Ohio court backs off plans to restrict open records data


“Just as we can’t prevent anyone from going postal in a courtroom, we can’t as a court stop identity theft.”

Theresa Dellick

Mahoning County Juvenile Court judge

News organizations had protested plans to implement limits.

COLUMBUS (AP) — Ohio’s high court is backing off plans that would have restricted the amount of information available in court records, such as birth dates and addresses.

A court committee said Friday that a series of restrictions, introduced last year, was not needed. Instead, the judge-dominated panel tossed limits, introduced for fears of identity theft.

“Just as we can’t prevent anyone from going postal in a courtroom, we can’t as a court stop identity theft,” said Mahoning County Juvenile Court Judge Theresa Dellick, a member of the panel drafting rules for accessing court records.

News organizations, private investigators and open-government activists protested the limits. The courts’ Commission on the Rules of Superintendence said it didn’t mean to limit access to public records.

“I don’t think anyone in this room is saying we’re trying to create secrecy in the court system,” said Supreme Court Justice Judith Ann Lanzinger, who leads the 19-member commission. “That’s not the idea here.”

She said the moves were not without merit.

“We’re not just spinning our wheels here without good authority for no reason,” she said.

Critics said some of the information was available only in the records. Court records often contain salaries and employment histories that aren’t available elsewhere.

Media lawyer David Marburger said the state’s top court shouldn’t tinker with the rules. He said local courts should be able to set their own rules.

“Once the steamroller is rolling, it will be too late to say, ‘Hey, you guys don’t have the power to do this,’” Marburger said.

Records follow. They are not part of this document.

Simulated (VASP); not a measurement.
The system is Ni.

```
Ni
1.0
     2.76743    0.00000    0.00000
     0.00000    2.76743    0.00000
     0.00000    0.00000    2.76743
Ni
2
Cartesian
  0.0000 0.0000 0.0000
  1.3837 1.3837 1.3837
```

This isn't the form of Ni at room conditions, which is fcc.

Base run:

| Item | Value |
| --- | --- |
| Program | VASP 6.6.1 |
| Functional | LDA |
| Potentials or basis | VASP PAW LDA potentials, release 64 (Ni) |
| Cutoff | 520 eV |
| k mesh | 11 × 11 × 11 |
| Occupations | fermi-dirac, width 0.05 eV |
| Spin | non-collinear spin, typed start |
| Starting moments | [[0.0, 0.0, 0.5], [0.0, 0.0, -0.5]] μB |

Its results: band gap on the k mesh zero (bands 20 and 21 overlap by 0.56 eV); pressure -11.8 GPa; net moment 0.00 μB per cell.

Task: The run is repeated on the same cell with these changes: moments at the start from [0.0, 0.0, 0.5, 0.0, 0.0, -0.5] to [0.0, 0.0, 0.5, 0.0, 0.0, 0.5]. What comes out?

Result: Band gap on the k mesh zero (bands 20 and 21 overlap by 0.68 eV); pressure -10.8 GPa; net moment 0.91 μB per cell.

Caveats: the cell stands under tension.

The commission, meanwhile, closed complaints against employees that don’t result in discipline. Cincinnati-area employment lawyers asked for those records to be limited to prevent bogus complaints from becoming public.

“If there is a baseless complaint filed by one employee against another that is in some degree slanderous, I don’t see why that should be a public record,” said Steven C. Hollon, a Supreme Court administrator who is on the panel.

The panel planned to vote on the modified rules in June. The full Supreme Court still has to vote on them.